# Scheel Keel



## JIO (Aug 23, 2001)

I am looking at a Compac 35 that has a scheel keel (created by Henry Scheel???) configuration. This keel has a 4 foot draft. I have both performance and safety concerns about this setup. It is my understanding that the Scheel Keel has been used on many different boats, but I do not know anything about it. Can anyone speak to this?

Thanks and I hope everyone has an enjoyable long weekend.


----------



## Jeff_H (Feb 26, 2000)

The Scheel keel is a patented form of a bulb keel. The top of the keel is shaped to create an end plate effect reducing tip vortex and improving the hydrodynamic effiency of the shortened keel span. The bottom of a sheel keel is rounded to reduce wetted surface and associated drag. The bulb allows the center of gravity to be lowered. 

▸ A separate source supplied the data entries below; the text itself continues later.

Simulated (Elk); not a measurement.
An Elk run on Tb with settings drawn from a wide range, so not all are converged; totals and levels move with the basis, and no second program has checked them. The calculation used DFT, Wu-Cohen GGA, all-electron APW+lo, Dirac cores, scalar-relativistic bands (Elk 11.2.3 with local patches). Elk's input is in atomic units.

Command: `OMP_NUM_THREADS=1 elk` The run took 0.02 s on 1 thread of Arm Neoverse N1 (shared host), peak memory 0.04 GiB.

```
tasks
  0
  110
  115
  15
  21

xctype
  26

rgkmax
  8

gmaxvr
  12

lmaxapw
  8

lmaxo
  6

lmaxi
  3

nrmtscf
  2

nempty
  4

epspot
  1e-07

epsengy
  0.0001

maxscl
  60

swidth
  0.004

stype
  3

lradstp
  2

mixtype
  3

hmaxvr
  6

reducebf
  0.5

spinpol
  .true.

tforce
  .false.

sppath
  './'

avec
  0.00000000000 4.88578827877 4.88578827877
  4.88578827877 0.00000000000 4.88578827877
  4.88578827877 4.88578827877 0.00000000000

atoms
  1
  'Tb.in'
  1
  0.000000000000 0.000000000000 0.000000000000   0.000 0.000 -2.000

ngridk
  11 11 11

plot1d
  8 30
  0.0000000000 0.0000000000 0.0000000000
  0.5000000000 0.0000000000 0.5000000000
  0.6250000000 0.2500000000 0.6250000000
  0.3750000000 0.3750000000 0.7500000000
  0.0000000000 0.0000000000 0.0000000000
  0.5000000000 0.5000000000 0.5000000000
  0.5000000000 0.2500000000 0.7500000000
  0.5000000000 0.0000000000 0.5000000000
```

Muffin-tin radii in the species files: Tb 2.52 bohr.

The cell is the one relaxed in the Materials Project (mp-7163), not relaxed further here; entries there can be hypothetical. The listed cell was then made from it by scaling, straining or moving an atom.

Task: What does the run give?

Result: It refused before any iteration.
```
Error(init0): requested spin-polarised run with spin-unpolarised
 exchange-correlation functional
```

In testing they are clearly not as efficient as a deep draft fin keel but are also clearly more efficient than the typical shoal draft keel or shoal draft keel with a bulb. 

Jeff


----------



## halyardz (Sep 2, 2000)

My Tartan has a scheel and it peforms much as Jeff notes. I''ve sensed some minor problems sailing close to the wind and recovering from tacks. Is this common Jeff?


----------



## Jeff_H (Feb 26, 2000)

I am not sure what you mean by "minor problems sailing close to the wind and recovering from tacks" but I would think that the rig on the Tartan 33 is sufficiently efficient that the shoal draft keel would be the limiting factor on how high you can point. Pinching would result in increased leeway that would exceed that of the deeper keel version. When you tack all boats drop in speed and so the smaller area of a Scheel Keel and its need for good water flow to work might result in a few moments of increased leeway and a short lived soggier helm feel. 

Jeff


----------



## paulk (Jun 2, 2000)

Henry Scheel did a lot of research and experiments developing his keel, both tank testing and on full-sized boats. The fact that he was able to patent it lends credence to the idea that it is different from other shoal-draft designs. The fact that a reputable (and conservative) outfit like Tartan saw fit to pay Scheel a royalty for using his design instead of having their in-house designers come up with something cheaper that they could tout as a "manta-wing-super-shoal-performance keel" -- the way some builders do -- also points to it outperforming other shoal keels. There are always trade-offs. A ''real'' wing keel might work better than a Scheel keel for upwind legs, but it will likely have more wetted surface, and so be slower downwind, where the wings won''t be as useful. I also read about people with wing keels going aground in mud or on sandbars and having the keel act like a huge arrow, keeping them stuck when a simpler shape would have been able to twist off. If you had a centerboard, you could lift it and be off, but you trade space in the cabin, and possibly more things to break, like pivot pins and pennants. If you want performance, look at the racing boats and go for deep draft. If you need shoal draft, you are not going to get the performance. You have to decide the balance that suits your needs.


----------